A nutritionist with the Prairie Swine Centre says lower feed costs and higher live hog prices are allowing pork producers to refocus on maximising the productivity of their herds.

"Cost Saving Ideas in the Finishing Barn" was among the topics discussed last week as part of the Prairie Swine Centre's series of 2014 producer meetings.

Dr. Denise Beaulieu, a research scientist nutrition with the Prairie Swine Centre, says the big change in the past few months has been the decrease in the cost of feedgrains and the increase in pig prices which means producers can shift their focus away from decreasing the cost of feed and look at investing more money to increase the rate of gain of those animals.

Dr. Denise Beaulieu-Prairie Swine Centre:
We're still seeing these changes happening but certainly we could put some more money perhaps into the feed where we were really focussed before on doing everything we could to decrease the cost of feed and it was profitable even if it meant slowing the rate of growth down.

However now, with the increased futures prices for the pigs, a producer could spend a little bit more money for their feed if it means increasing the rate of gain of those animals so they can afford to invest once again in the feed if it improves the performance of those animals.

Maximizing productivity or feed costs, what the producer always wants to be concerned about is their net returns so they need to model their whole system, not just look at one component in isolation.
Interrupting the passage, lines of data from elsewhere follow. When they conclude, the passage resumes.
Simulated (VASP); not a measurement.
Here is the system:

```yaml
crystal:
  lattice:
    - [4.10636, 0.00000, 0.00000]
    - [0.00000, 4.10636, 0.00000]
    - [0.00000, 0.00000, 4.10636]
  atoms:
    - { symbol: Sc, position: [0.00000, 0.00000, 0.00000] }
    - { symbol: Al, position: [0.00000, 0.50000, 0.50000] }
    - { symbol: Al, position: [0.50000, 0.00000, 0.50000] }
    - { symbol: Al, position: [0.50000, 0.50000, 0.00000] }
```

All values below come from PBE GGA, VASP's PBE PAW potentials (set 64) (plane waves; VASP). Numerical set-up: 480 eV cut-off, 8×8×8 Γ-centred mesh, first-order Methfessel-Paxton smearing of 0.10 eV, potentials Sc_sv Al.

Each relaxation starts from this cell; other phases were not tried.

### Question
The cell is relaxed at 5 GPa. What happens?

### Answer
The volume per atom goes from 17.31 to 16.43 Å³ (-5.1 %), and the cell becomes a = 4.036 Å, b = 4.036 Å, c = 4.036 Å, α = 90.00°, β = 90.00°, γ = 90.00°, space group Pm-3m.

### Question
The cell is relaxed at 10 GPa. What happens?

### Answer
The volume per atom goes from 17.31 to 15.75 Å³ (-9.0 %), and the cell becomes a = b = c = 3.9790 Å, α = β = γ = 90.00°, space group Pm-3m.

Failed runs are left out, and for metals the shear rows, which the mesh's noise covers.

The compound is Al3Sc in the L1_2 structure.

If they're going to put a little bit more money into their feed they have to know how that affects the performance of those animals and what they get from those animals as an overall return when they sell those pigs and so they have to be able to know the return on that investment just like any other business.

Dr. Beaulieu encourages producers to review their least cost diet formulations.

She says to take full advantage of the positive changes each producer needs to re-evaluate their own system, go through all of their diets and perhaps reformulate those diets.